He's totally wrong about the value of education. And yet, hidden under all the crazy, he's right. He may not know it, but he's right.
As I've suggested before, that college is increasingly the only goal of our secondary education system is a problem. Why? A variety of reasons. College just isn't for everyone. Not everyone's vocation requires the engagement with the sorts of things you get as part of a liberal arts degree. I've known some bright, successful, capable human beings who didn't go to college, and chose instead to focus on developing their skills in their chosen field. Like, say, a guy I know who is a highly competent mechanic. He was as driven and as called to that field as any teacher or lawyer. A four year degree for him just would not have made a lick of sense.
If it was something you could do without incurring a huge debt? Then, sure. Give it a go. But that is not where we are. It would be pointless, if you are a young adult with a clear sense of what you want to do in life, to start your adult life tens of thousands of dollars in debt for an education that didn't prepare you for that life.
And the idea that such a human being has less value? Preposterous. Offensive. Absurd. And though I'd like to say it isn't, assuming that an absence of higher education means less valuable is a real feature of our society.
And as for religion in the public sphere? Well, Candidate Santorum shows here that he has no clue, none, why the separation of faith and state is so vital. If the integrity of our republic is to stand, no one belief system can ever be permitted to use the power of the state to enforce its doctrines or teachings. That would, rather obviously, impinge on the Constitutional liberties of all those who do not share that particular tradition. It would also betray the essence of Christian faith.
Santorum does not get this. Nor, frankly, does he understand that when you step into the public sphere as a person of faith, you need to be able to articulate your faith in ways that resonate with those who do not share it. This was the one great truth coming out of Richard Neuhaus and his classic work The Naked Public Square. Neuhaus was Catholic, and conservative, but he understood the necessity of recognizing the dynamics of faith in a democratic culture.

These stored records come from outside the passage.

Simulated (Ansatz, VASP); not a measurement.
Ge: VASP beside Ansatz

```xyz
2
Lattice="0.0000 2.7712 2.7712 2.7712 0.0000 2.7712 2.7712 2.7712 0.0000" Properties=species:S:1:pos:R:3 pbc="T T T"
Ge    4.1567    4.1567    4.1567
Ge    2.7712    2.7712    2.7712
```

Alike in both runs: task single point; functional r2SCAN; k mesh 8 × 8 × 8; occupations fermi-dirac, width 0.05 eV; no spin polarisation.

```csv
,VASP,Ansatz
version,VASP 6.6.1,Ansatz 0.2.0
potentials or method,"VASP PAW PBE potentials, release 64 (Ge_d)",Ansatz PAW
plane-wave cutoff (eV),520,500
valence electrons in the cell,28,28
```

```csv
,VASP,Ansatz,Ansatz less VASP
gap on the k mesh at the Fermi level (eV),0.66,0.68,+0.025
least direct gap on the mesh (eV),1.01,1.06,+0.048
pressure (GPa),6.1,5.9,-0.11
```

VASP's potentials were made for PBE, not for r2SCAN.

But Rick may not have read that one, because, you know, it says the word "Naked."
And yet, again, there's truth buried under the crazy. People of faith who are not hypocrites bring their faith into every action they undertake. If we are citizens of a democratic republic and Christian, then the teachings of Jesus will inform our actions as citizens. It will govern how we vote, how we speak, and our positions on social issues. In so far as that is true, we are full participants in the public square. We may also publicly declare that foundation, should we so choose.
But if our intent is to persuade others who do not share our faith of the validity of our position, then we must do so in ways that step outside of the language of our faith. This is something that fundamentalists and ideologues do rather badly.
Thursday, July 15, 2010
The Higher Education Bubble
But we do so because of our superlative levels of higher edufimicashun.
In the DC environs, 46.8% of residents have undergraduate degrees. 21.9% of us have graduate degrees. That beats every other region or jurisdiction in the country. This surfaces something of a puzzler. On the one hand, Americans who live outside the Beltway are fond of railing on the DC area. We are "those Beltway insiders." We are not "real Americans."
On the other hand, the goal of most Americans is to get what is increasingly viewed as a prerequisite for success: a college degree. That's your ticket to the good life, or so the story goes. It's a sign of attainment, of intelligence, and of stick-to-itiveness. By that standard, DC must be, by definition, the place inhabited by the most successful, driven, and capable Americans.
Only there's a problem with that, one that goes deep into an underlying dysfunction in our culture. There is, to my eyes, a problem with the whole "college as a prerequisite for life as a viable human being" thing. Undergraduate education, at least for me, proved profoundly useful. It was in my Religious Studies program at UVA that I began finding my way into a faith that could engage both my heart and my intellect. Seminary prepared me to go deeper, and to teach, and to preach.
But what my undergrad and graduate studies did not do was prepare me to work. Working prepared me to work. I learned the ethic that makes for successful work as a dishwasher. As a stock clerk. As a forklift-driving warehouseman. As a cabbie. I learned office skills as a fetch-and-carry intern. None of those things...not one of them...tapped into the knowledge I received as a student at Mistah Jeffahson's University. Or, frankly, in seminary.
Yet as our captains of industry offshore the industrial foundation that once provided blue collar workers with gainful, productive, lifelong employment, Americans are increasingly driven to attend college. You can't just work 9 to 5 on the line, and come home to your nice little house. There is no line. You need a degree to succeed. And so that becomes the goal, even if 1) it doesn't meet the broader needs of our society and 2) the number of jobs appropriate for a general college education no longer match the volume of graduates.
That cultural trend is, I'm convinced, is one of the primary reasons college education is growing so damnably expensive. It's a simple matter of supply and demand. With the collapse of our industrial base, the only jobs that can sustain our expected standard of living are for the educated. Knowing this, people are willing to undertake huge debt loads to finance their education.
Fueled by debt-driven spending, the costs of higher-ed soared, in the same way that housing costs soared. That was fine, though. You could pay off your loans over the years when that college degree reaped it's expected rewards.
Only, as anyone who knows anyone under 30 realizes, those rewards are now far from certain. The huge debt burden you undertook to get your English degree or your degree in Anthropology or Women's Studies or Architecture or Automotive Engineering gets you exactly nothing. The jobs for such souls aren't there. Nor, given the broader trends in the global economy, do they appear to be likely to return.
I find myself wondering if, at some point, people will realize this.